# Good jacket and gloves?



## Willy36 (Dec 29, 2008)

oh and i plan on finding a good sale for this stuff so i'm saying 250 and 75 would be good original prices to start at


----------



## Tarzanman (Dec 20, 2008)

Go cheap or go home! j/k

You can play it safe and stick to common brands like Foursquare, 686, Special Blend, etc on sites like sierrasnowboard.com. Make sure you get stuff that is at least 15k waterproof or higher because snow is actually made out of water!

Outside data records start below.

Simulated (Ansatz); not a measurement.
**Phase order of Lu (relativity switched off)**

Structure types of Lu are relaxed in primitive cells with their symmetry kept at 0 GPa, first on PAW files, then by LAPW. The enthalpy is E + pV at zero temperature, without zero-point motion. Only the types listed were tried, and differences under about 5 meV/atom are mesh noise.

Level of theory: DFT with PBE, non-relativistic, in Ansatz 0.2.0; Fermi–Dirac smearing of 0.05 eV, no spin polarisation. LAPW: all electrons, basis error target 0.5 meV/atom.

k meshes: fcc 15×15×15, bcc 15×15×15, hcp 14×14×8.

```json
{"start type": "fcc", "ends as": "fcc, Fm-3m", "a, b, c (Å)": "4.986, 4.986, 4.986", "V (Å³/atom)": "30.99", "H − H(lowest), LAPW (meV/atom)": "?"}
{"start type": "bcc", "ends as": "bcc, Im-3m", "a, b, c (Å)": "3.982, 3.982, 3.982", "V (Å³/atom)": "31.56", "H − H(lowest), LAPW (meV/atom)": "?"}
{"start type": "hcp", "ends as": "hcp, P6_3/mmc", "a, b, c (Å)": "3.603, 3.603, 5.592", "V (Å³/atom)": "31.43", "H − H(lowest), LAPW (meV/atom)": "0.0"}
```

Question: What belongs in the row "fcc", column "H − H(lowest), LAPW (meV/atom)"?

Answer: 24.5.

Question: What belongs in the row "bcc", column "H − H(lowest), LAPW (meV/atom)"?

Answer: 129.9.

As for gloves... there are a ton to choose from. Take your pick. Get something waterproof and goretex that has liners


----------



## Willy36 (Dec 29, 2008)

Tarzanman said:


> Go cheap or go home! j/k
> 
> You can play it safe and stick to common brands like Foursquare, 686, Special Blend, etc on sites like sierrasnowboard.com. Make sure you get stuff that is at least 15k waterproof or higher because snow is actually made out of water!
> 
> As for gloves... there are a ton to choose from. Take your pick. Get something waterproof and goretex that has liners


College is so expensive that even with a job I'm losing like $500 a month lol. Cheap is good. 

Anyways thanks for the tips :thumbsup:


----------



## m60g (Feb 27, 2009)

Just bought this for 63.00:thumbsup:

Color: Black Trees

Foursquare Stevo - Snowboard Ski Jacket Reviews & Sale | SierraSnowboard.com


----------



## Frozen208 (Dec 27, 2008)

m60g said:


> Just bought this for 63.00:thumbsup:
> 
> Color: Black Trees
> 
> Foursquare Stevo - Snowboard Ski Jacket Reviews & Sale | SierraSnowboard.com


Is this a warm jacket that would keep me warm enough for night runs?


----------



## Milo303 (Apr 6, 2009)

Layers keep you warm

Educate yourself on layers and you can ride a shell anywhere.

I only have a 5k/5k shell but it does me good everywhere I've been so far


----------



## Guest (Feb 3, 2010)

if you want mitts, check out the Black Diamond Mercury. I just got a pair of these and the're amazing. I wrote up a review: Mercury Mitt: Damn are these things warm! | Chinese Downhill. They're a little more than you want to spend (about $85), but totally worth it. it was below zero on the day I first tried them out, and my hands never felt cold all day.


----------



## Leo (Nov 24, 2009)

Jackets and layers

All Mens Jackets | Snowboards.net

All Mens Jackets | Snowboards.net

Gloves

Gloves

Gloves

Gloves

I dig the Dakine Mustang gloves. Think I will buy some soon


----------



## d00bie (Feb 3, 2010)

I got my Celtek gloves last year and still rockin em this year, no scuffs, keeps my hands toasty.


----------



## legallyillegal (Oct 6, 2008)

cheap gloves?

Costco, Head, hipora membrane, handwarmer pocket, $20


----------